Short Stories, Irish literature, Classics, Modern Fiction, Contemporary Literary Fiction, The Japanese Novel, Post Colonial Asian Fiction, The Legacy of the Austro-Hungarian Empire and quality Historical Novels are Among my Interests

Thursday, July 23, 2015

David Golder by Iréne Némirovsky (1929, translated by Sandra Smith) A Post for Paris in July # 6

White Russians In Paris 1920

Paris in July # 6. , hosted by Tamarra of Thyme for Tea, a blog I have followed for years,and is one of my favorite book blog events.  It covers much more than literature and there are lots of wonderful participant posts online.

A question for participants  before I Start my Post

Who do you regard as the three most culturally important Parisians of the 20th century?

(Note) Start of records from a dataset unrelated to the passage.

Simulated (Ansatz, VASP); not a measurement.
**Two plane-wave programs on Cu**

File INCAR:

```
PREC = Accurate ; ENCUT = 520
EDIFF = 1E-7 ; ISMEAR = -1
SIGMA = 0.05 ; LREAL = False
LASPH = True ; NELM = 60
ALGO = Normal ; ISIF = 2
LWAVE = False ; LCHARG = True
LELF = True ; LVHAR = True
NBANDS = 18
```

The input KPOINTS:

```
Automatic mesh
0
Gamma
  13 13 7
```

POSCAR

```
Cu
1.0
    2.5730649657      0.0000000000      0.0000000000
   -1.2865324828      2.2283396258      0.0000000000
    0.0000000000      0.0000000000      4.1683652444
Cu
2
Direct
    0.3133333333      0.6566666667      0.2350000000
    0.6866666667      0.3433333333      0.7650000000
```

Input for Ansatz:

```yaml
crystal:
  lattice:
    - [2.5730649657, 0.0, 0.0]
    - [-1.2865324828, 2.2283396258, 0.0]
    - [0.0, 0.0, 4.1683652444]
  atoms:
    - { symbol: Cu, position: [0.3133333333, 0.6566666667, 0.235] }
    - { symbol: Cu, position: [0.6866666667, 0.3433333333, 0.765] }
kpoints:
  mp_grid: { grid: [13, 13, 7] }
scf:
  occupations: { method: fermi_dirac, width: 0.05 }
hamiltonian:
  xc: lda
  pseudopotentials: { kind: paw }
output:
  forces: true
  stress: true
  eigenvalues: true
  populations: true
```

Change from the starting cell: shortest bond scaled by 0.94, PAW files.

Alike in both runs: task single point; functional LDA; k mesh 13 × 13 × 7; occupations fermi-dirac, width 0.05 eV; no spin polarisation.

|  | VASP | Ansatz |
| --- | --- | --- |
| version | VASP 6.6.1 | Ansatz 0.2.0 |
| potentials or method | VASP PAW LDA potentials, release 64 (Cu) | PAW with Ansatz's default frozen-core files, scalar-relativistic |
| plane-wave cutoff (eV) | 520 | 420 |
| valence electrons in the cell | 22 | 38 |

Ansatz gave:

My picks  are Marcel Proust, Jean Paul Sarte, and Coco Chanel

David Golder centers on a Jewish White Rusśian businessman living in Paris with his wife and adult daughter.  They left Russia due to the revolution, the father was able to transfer some of his money out of Russia.  (This mirrors the life of Iréne Némirovsky).  The novel begins with Golder learning a longtime business associate has killed himself after financial reversals involving an attempt to buy rights in a Soviet oil field.  Golder is also involved with this and faces possible financial ruin.  Enter his wife Gloria who cares only about the luxury life style she is accustomed to and his daughter, Joyce, who gives him attention (I winced a bit when I learned his daughter called him "Daddy" only when she wanted money, I have three daughters 17, 19, and 21 and have experienced this) only when she wants money to fuel her social life.  Joyce is an expert "chain puller" and David's wife accuses him of caring much more about Joyce than her.  The wife and daughter are, as Claire Mussul says in her introduction, just one deminsional,characters.  There is a terrible secret his wife will throw in Golder's face.  He ends up going back to Russia to manage a goldmine.  There is a very interesting and moving  close.

By far first read Suite Francaise then decide if you want to read more Némirovsky.  I have on my E Reader five more of her works and hope to read them in short order.

Mel u


Arti said...

I've only read Suite Francaise but would likely explore more of her works. Just posted my Paris in July entry which is, coincidentally, a review of Suite Francaise the movie. :)

@parridhlantern said...

I've only read Suite Francaise, as to your list like Sartre, prefer Camus.